What might be easy to forget in all this, is that Jay was still a performer as well. In addition to being understandably wowed by the resources available to him to shoot the feature, he and the other Broken Lizards were thrilled to see themselves in a 'real' movie for the very first time.
"We were lighting all our videos with the lamps that were in the room! Occasionally we'd get a lamp that was really nice and bright and I would carrying that lamp around to wherever we shot. The way we looked on video was okay. Then when we had a real Director of Photography, with real lights and a real gaffer, who set the lighting so beautifully when we first saw ourselves on 35mm film, we were just so emotional. It's so thrilling when you're lit and you're lit properly.
When we saw that on the first day, we were like, "Holy shit we are in a real movie, you can't deny it." That was really the thing. I know that sounds silly. I'm saying when you are making a real movie then it should look like a real movie. It did. It was shocking because after all those years you started to think, "Well, maybe this is possible." It still was a long way to go but we thought, "Maybe if we were right about the script we wrote, who knows, maybe we'll be one of those stories."
One of those stories they certainly would be. However, not quite with Puddle Cruiser. The film screened at Sundance and did really well with audiences, but the subsequent distribution did not serve the film quite so well, nor launch Broken Lizard to the heights they could have expected. It would be Jay's first experience dealing with the downside of the Hollywood studio and distribution machine.

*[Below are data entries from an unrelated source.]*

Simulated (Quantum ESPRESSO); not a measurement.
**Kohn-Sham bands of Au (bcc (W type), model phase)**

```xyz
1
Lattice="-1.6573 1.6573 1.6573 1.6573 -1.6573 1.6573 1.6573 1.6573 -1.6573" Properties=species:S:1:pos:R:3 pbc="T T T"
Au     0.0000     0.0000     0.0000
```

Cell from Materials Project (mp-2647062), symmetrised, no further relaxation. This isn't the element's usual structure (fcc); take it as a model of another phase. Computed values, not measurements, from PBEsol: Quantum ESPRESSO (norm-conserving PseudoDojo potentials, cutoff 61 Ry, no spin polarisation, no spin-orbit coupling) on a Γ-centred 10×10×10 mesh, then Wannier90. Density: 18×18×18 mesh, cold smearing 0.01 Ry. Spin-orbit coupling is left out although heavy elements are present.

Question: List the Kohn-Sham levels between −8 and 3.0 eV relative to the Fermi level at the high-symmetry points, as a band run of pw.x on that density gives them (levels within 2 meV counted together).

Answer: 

"The thing about Puddle Cruiser is we went to Sundance, and it was a hit. Everybody loved it, the crowds were going crazy and this company offered us a distribution deal. They'd put in 500 theaters, but their offer was for zero dollars. They said that they'd give you money once they make their money back. We turned it down but nobody else bought it. We went back to that first company and they were like, "Nah we've moved on, we are not buying."
That movie only came out on home video. So, when we went to make Super Troopers we didn't have a name. Studios would say, "You guys made that movie that didn't come out. It's really funny we know, but it didn't come out so you didn't make any money." Now we were trying to make a second film nobody wanted to give us money because they're like, "Who's going to be in it?" We said, "We are." They said, Who the hell are you?" "We're the guys from Puddle Cruiser." They're like, "That movie didn't even come out."
One guy said he'd fund the movie if Ben Affleck played my characters part. I was like, "That's my part." We washed out there. We went to every studio, every independent financier, everybody said no. We weren't sure what to do because it wasn't like we could write another script and that somebody else would be like, "Okay. We're not going to fund Super Troopers but we'll fund this other script that you guys are in." That wasn't going to happen. What people really didn't like about Super Troopers was that we were in it, so a new script wasn't going to do it."
Becoming more and more frustrated with the situation, many of the group were thinking about quitting Hollywood altogether and returning to earlier career paths. That is until one fateful phone call would change everything and see Super Troopers finally hit the road.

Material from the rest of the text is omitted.